Step four: arraignment

At arraignment the circuit court judge formally reads the charges to the defendant and the defendant enters a plea: guilty, not guilty, or not guilty by reason of insanity. Most defendants plead not guilty at this stage, which is the normal, expected move that preserves every right and forces the State to prove its case. The judge also confirms that the defendant has counsel, appointing a public defender if needed. The arraignment sets the schedule and starts the clock on the speedy trial right.

Step five: the speedy trial clock

Illinois takes the right to a speedy trial seriously. Once a defendant is in custody, the State generally must bring them to trial within 120 days of arrest. If a defendant is released on conditions rather than detained, the window extends to 160 days. These clocks put real pressure on the schedule and are one of the things a defense lawyer tracks closely. Delays caused by the defense do not count against the State, so the interplay of continuance requests and the clock is something attorneys watch carefully throughout the pretrial phase.

Step six: pretrial, discovery, and motions

After arraignment the case enters the pretrial phase, which is where the large majority of Illinois cases are actually resolved. Both sides exchange evidence through discovery, including police reports, recordings, lab results, and witness statements. The defense can file pretrial motions, including a motion to suppress evidence obtained through an unlawful search or seizure. A granted suppression motion can gut the State's case and sometimes end it. Courts hold status hearings to track progress. This phase can run for months, and although it looks quiet from outside, it is usually where the real fight happens.

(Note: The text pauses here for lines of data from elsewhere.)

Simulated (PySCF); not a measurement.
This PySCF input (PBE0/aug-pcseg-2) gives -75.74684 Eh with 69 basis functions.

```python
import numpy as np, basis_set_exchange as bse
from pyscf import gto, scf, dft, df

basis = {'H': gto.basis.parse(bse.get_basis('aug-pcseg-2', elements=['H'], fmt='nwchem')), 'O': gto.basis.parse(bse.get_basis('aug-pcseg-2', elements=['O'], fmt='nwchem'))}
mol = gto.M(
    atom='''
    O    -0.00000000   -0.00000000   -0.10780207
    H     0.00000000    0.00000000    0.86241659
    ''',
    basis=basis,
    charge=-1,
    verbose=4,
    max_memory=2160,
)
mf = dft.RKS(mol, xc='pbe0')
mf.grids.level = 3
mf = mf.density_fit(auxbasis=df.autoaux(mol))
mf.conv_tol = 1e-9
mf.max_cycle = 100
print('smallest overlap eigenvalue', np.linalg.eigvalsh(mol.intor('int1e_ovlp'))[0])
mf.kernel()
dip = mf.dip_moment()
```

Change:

Step seven: plea bargaining

The honest reality is that the large majority of Illinois felony cases are resolved by plea agreement rather than trial. During the pretrial period the State's Attorney and the defense discuss whether a negotiated resolution makes sense, where the defendant pleads guilty, often to a reduced charge or for an agreed sentence recommendation, in exchange for a more predictable outcome than a trial. Whether to accept a plea is entirely the defendant's decision, not the lawyer's and not the family's. A good lawyer lays out the real risks and the real options so the defendant can choose with clear eyes. There is no shame in choosing to fight or in choosing a resolution that protects your future, as long as the choice is informed.

Step eight: trial

If the case does not resolve, it goes to trial in circuit court, where a felony defendant has the right to a jury. Trial moves through jury selection, where the judge and lawyers question potential jurors for bias, then opening statements, the State's case, the defense case, closing arguments, and the verdict. A criminal jury verdict in Illinois must be unanimous. Throughout, the burden stays on the State to prove guilt beyond a reasonable doubt. The defendant does not have to prove innocence and does not have to testify.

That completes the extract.